But to begin in China, a once highly religious society, it is noted it became a melting pot for many of the world’s religions. Initially Confucius (552-479BC), and others were making a mark on society that continues to a minor degree today. But in ancient China no separation existed between church and state. Confucius happily existed alongside the prophetic streams from Abraham and Buddha. China was also profoundly influenced by outside cultures by virtue of the ancient Silk Road (130 -1453 BC) linking east and west. The introduction of Buddhism from India in 150 BC initially met with stiff opposition but it was eventually reconciled to Taoist traditions. Both Pure Land Buddhism and Chan (Zen) Buddhism remain today along with elements of folk and other strains.
The end result is different religions remain integral to a person’s needs and the laity who routinely freely propose prayers and petitions indifferently to the popular deities.
Hans Kung (Chinese Religions) talks about the ‘Heavenly Masters Sect’ which was considered the beginning of the Taoist religion established in the second century. This replaced bloody sacrifices by the offering of cooked vegetables. Confessions of sins, were instituted for healing rather than previously through spirit mediums. Shamans were replaced with male and female priests as the prevailing superstructure for various cults, in lieu of Buddhist inspired literature.
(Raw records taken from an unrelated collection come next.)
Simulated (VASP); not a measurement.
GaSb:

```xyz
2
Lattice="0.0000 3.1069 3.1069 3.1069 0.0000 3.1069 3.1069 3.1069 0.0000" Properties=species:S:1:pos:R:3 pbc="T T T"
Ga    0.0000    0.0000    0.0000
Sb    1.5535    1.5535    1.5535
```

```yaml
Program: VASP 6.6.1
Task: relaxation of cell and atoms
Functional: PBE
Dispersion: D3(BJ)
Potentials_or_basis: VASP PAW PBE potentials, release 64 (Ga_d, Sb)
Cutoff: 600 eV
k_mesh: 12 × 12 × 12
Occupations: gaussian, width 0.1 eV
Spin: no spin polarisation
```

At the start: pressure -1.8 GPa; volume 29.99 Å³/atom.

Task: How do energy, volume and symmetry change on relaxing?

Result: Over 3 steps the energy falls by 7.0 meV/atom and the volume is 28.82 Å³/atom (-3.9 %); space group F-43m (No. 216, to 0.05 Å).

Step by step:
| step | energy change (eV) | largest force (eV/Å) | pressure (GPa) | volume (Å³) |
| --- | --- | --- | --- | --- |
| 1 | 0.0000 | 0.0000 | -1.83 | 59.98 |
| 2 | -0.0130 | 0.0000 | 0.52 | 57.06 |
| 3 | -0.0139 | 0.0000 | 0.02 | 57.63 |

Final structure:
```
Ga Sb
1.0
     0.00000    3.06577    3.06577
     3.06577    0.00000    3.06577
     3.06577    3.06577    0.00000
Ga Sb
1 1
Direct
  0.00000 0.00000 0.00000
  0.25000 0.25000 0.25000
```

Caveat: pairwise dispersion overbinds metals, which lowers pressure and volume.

Some of the practices however date back to the 3rd century BC associated with Taoist Yoga and the concepts of Yin and Yang. However the religion steadily declined from the 17th century but thereafter evolved to incorporate many different pantheistic beings and rituals to celebrate the cosmic seasons,
In Hinduism, as the oldest world religion, during Vedic times it offered sacrifices to please devas (gods) or the Brahman. Oblations were poured into the divine sacrificial fire, usually by a priest destined to reach the GODS to the chants of Vedic verses.
Hence such ceremonial practices supported the idea of atonement and acted as a form of penance for sins that violated the dharma – assisted by practices such as fasting and acts of charity to atone to the GODS and as a means of liberation from the Karma which causes their sins.
Buddhism is far from theistic religions so the concept of atonement to God is absent. Instead, atonement is focused on fellow humans with the accent on forgiveness. Nevertheless, even if you are offended you are expected to forgive others. Here atonement is expected to be initiated more by the offended party. The idea of forgiveness in Buddhism is to negate the suffering and harmful emotions from the Karma that attaches in sin and attendant misery.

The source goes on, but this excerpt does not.